The Black Lillies, Market Square, Knoxville, October 2015
I met Cruz Contreras last week to talk about the upcoming Black Lillies shows at the Bijou, this Saturday and Sunday nights (tickets here) and the twisting, turning – and mostly touring – road that has brought the band to this point in their careers. They are at once better known nationally and internationally than ever before – and perhaps a bit less known in their own hometown because of the same hard touring that has been the base of their rise from Knoxville band to well-known road band.
The band got its start in 2009 as Cruz stepped out in front of a band for the first time. In February of that year, the band formed after Cruz and Leah Gardner, who had performed small local shows as a duet in the wake of the dissolution of Robinella and the CC String Band. Joined by a full band, with Cruz on keyboards and sharing vocals, the band first played (and I first saw them) the Bijou Theatre stage when Tennessee Shines was being produced there.
The year included the release of the band’s debut album, “Whiskey Angel,” that first appearance on one of Knoxville’s premier stages and, by summer a spot on Tennessee’s biggest stage, Bonnaroo. That’s where long-time Lillies manager Chyna Brakeen saw them and offered to step in to work with the band. Cruz told me it seemed like it was going to be easy. They were on their way. He wryly notes, “It may have given us some over-confidence.”
The year ended with a tour including forty shows in forty days. The old school tour, completed without the use of smart phones and operated via a spiral notebook, was in the words of Cruz, “brutal.” Still, it was the beginning of eight years averaging 175 nights a year on the road. It’s the kind of grueling schedule that makes a band tight and simultaneously challenges everything they believe about themselves. It can be exhausting and it clarifies for each member their level of dedication to the music and the lifestyle required for success.
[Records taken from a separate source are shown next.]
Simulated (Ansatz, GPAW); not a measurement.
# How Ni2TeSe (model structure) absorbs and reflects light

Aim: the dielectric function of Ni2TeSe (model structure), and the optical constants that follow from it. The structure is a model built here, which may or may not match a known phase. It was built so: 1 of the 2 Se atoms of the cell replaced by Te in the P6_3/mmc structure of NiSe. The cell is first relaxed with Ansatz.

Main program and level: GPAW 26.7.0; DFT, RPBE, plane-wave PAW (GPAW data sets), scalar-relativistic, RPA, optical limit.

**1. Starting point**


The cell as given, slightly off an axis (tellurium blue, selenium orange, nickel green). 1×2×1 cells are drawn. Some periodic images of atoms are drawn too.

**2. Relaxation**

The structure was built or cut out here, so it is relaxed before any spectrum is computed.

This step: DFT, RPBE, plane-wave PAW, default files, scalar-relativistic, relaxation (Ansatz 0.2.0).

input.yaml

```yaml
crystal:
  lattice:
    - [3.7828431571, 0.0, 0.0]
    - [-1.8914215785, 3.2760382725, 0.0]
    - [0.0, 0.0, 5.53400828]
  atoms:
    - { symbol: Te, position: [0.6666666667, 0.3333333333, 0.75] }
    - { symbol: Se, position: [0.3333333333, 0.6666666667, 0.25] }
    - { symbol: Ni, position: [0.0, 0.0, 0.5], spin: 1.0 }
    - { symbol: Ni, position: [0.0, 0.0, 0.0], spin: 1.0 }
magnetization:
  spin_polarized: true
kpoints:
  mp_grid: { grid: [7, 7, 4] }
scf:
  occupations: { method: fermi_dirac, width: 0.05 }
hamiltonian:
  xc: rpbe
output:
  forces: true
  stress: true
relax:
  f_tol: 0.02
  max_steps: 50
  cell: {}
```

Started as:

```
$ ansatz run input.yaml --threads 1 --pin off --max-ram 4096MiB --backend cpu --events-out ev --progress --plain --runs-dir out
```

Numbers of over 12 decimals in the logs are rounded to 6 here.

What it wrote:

As the band refined their sound and direction, the group that began more as a string band has been variously described as a country and folk band, a country band, a country-rock band and country-jam. Cruz’ songwriting, which has been the heart of the band since very early, drove the changes in direction as did the evolving set of players. Cruz said he’d, “always envisioned the band as a bar band and wanted to be loud, fun and raucous.”
Some players had significant impacts on the sound and on the performances. Cruz had known Tom Pryor from the early days when he was playing with the CC String band. He later got to know him better via their mutual connection with Jay Clark. Tom added a blistering presence – whether on pedal steel or electric guitar – that drove the band to a more aggressive live show. Tricia Jean Brady replaced Leah as a female vocalist and remained with the band for three albums, developing and growing her own fan base.
Through all the personnel changes, the search has been for the right sound, for compatible musicians who could tour. Quite simply, the perfect fit has been elusive. 2017 seemed to offer clarity as it progressed. The year started with the band touring with six members, including Haley Cole taking the female vocals. Then the band became a five piece and, ultimately, a four-piece band, which is how they’ve ended the year with their most recent shows.
Cruze said the first time they took the paired-down line-up on stage, he wasn’t sure how it would play with a fan base that has been steadily devoted, but had come to expect a larger group and one that included female vocals. The early shows featured a new song or two written for the line-up and by the end of the tour, they were playing thirteen new songs interspersed with older material and he said the response was as good as ever.
The current band consists of Cruz on guitars and keyboards, Sam Quinn on bass, Bowman Townsend on drums and Dustin Schaefer on guitars. It’s the traditional four-piece, all male, roots rock-and-roll band with three-part harmony and multiple songwriters. Cruz says it is an arrangement that became popular for a reason. They can travel more simply with fewer people. They can share songwriting, arranging and vocals. The collaborative possibilities of a tight group of dedicated, full-time musicians are powerful.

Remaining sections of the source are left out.